With fish populations in nearby waters decimated by decades of overfishing (species caught around Hong Kong now weigh an average of 10 grams or less), environmentalists might be expected to welcome the venture.

Although Dr Guillermo Moreno, who heads the WWF's marine programme, acknowledges that indoor fish farming has potential, he worries about its shortcomings.

'The problem is a lot of aquaculture fish are carnivorous, which means sometimes you have to use 5kg of fish to feed 1kg of fish.'

The energy that fish farms consume and the way the imported fish are caught should also be taken into account when gauging whether the venture is sustainable, he says.

'Without imports, Hong Kong wouldn't have enough seafood. We can't afford to lose this essential food source. We need sustainable alternatives,' he says.

Not having sampled the farmed reef fish, Lee Choi-wah, president of the Hong Kong Chamber of Seafood Merchants, couldn't comment on its quality yet but he queries the future of such farming methods.

'Production is limited, operating costs are high and the fish takes time to grow. Besides, people may not be willing to pay as much for farmed fish as they are the wild variety,' Lee says.

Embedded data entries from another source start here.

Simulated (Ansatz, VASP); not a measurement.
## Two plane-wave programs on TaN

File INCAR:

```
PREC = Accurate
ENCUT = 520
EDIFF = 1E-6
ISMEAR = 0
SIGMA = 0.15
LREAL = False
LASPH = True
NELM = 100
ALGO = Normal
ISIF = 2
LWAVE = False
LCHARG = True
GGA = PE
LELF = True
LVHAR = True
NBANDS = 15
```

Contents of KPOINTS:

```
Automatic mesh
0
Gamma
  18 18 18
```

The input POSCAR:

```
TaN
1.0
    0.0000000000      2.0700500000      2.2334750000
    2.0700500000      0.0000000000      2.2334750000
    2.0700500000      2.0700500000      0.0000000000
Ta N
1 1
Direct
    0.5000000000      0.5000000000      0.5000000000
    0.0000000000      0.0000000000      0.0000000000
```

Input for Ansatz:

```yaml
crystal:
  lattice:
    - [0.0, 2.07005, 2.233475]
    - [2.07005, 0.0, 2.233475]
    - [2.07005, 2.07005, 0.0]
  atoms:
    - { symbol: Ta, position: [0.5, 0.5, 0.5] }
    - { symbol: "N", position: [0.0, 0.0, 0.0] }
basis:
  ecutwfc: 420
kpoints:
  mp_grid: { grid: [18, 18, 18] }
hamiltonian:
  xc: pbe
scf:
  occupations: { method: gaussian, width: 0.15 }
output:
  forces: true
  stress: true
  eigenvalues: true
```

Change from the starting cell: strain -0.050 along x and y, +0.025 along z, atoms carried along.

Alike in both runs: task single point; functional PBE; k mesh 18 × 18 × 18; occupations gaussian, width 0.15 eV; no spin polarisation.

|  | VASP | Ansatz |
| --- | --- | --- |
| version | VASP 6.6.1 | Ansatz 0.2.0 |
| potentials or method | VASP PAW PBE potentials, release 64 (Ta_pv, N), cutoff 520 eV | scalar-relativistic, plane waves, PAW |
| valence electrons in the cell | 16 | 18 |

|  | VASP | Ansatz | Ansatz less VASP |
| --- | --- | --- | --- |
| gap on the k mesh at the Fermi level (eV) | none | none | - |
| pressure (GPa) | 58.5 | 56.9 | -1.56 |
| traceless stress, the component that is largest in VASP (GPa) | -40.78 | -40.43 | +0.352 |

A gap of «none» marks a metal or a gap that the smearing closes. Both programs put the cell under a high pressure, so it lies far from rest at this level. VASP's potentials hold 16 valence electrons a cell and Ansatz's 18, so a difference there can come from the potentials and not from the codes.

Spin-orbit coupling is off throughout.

Nevertheless, he concedes that farmed reef fish offers the benefits of stable supply and prices.

'When there's bad weather, such as a typhoon, fish prices can double because of limited supply,' he says.

At his restaurant, Yu says his customers welcome his newly introduced coral trout dish. The sashimi, which is served with pomelo vinegar to bring out the delicate taste of the flesh, sells at HK$300 for a 20-slice portion.

'The fish is drug-free and isn't tainted by marine pollution,' he says.

Even so, Yu orders just one fish daily, which is freshly delivered every afternoon.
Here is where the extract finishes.